More Itanium-Linux Capability

Re:Not errors, but... by Guy+Harris · 2000-02-16 14:17 · Score: 2

Some niceties cc gets that gcc doesn't:

Variables that are assigned a value, but never used in an expression/function call

Static functions that aren't referenced by any other function (gcc does do this for variables, however)

GCC gets those two, at least if you use a sufficiently high level of optimization:

% gcc --version 2.7.2.3 % cat foo.c static int unused(int arg) { return arg + 17;

}

int
foo(int bar)
{

int a = 17;

return bar;

}
% gcc -c -O2 -Wall foo.c
foo.c: In function `foo':
foo.c:10: warning: unused variable `a'
foo.c: At top level:
foo.c:3: warning: `unused' defined but not used

although it doesn't get the other two (although "function arguments that aren't referenced" are sometimes desirable if the function is called through a pointer, and some functions pointed to do use the argument in question; other times, though, it's an indication of an error).

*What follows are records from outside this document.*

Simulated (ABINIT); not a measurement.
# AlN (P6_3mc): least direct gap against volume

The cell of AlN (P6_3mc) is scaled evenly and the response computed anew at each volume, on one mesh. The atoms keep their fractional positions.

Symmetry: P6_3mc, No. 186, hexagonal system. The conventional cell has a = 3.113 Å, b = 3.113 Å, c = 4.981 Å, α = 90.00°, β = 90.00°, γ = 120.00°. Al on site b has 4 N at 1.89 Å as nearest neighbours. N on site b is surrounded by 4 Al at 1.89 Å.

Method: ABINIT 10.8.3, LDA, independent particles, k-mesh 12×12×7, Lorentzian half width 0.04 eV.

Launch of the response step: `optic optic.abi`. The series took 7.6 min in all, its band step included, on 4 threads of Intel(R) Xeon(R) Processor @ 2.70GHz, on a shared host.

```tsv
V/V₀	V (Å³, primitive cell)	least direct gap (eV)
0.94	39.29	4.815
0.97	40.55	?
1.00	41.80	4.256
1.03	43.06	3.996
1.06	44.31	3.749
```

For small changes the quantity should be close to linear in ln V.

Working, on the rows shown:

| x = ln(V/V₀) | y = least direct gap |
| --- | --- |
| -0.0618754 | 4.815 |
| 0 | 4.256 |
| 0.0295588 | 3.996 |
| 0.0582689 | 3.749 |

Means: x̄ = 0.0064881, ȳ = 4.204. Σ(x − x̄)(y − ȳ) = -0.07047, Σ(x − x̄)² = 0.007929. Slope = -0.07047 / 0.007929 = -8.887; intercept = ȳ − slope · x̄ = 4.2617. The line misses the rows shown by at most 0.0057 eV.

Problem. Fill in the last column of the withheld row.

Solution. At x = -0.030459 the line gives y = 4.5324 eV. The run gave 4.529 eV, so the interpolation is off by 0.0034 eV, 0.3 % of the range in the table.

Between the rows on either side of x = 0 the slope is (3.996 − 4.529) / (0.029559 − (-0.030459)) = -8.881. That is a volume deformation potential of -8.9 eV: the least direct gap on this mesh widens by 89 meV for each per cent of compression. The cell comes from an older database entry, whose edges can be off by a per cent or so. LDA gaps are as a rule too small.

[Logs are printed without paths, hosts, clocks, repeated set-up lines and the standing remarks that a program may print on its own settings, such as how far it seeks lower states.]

To gcc's credit, it does do some pretty spiffy control-flow analysis with -O9

Does -O9 do better than, say, -O2?

(One problem with said flow analysis is that it sometimes gives "false hits", so one occasionally either has to filter out the noise or stick in an unnecessary initialization.)

Back to gcc, I'll have to try -W along with -Wall... that really turns up the analness?

I don't think so. The man page says:

-W Print extra warning messages for these events: [list of events elided] ... -Wall All of the above `-W' options combined. These are all the options which pertain to usage that we recommend avoiding and that we believe is easy to avoid, even in conjunction with macros.

so -Wall would appear to include -W.

(At work, we compile the software for our products with -Wall, some other -W options to insist that functions have prototype declarations to increase the chances that a prototype declaration will be available when the function is called, and -Werror to ensure that if you violate the rules you don't get an image to download to the box....)

Re:Aww yeah. by Guy+Harris · 2000-02-16 14:32 · Score: 4

I think TM should at least document the instruction set for their chips

You left an "s" out following "instruction set"; Transmeta's technical white paper on Crusoe says on pages 7 and 8 that "the native ISA of the model TM5400 is an enhancement (neither forward nor backward compatible) of the model TM3120's ISA and therefore runs a different version of Code Morphing software."

As others have noted, publishing the native instruction set architecture may trap them into continuing to provide products that implement that ISA (or writing a binary-to-binary translator (he says, avoiding the "CM" phrase) to map that ISA to the new chip's native ISA), and that appears to be one thing they don't want to do - they want to be able to change the internal instruction set from product to product as they think appropriate.

Re:-Wall no longer implies -W by Guy+Harris · 2000-02-16 14:38 · Score: 2

-Wall no longer implies -W.

Well, that's annoying; any idea what the rationale for not including the -W warnings in the list of "all" (not-too-hard-to-eliminate) warnings was?

Oh, well, time to tweak the recipe files from which Makefiles are built at work, and to tweak Makefile.am for Ethereal....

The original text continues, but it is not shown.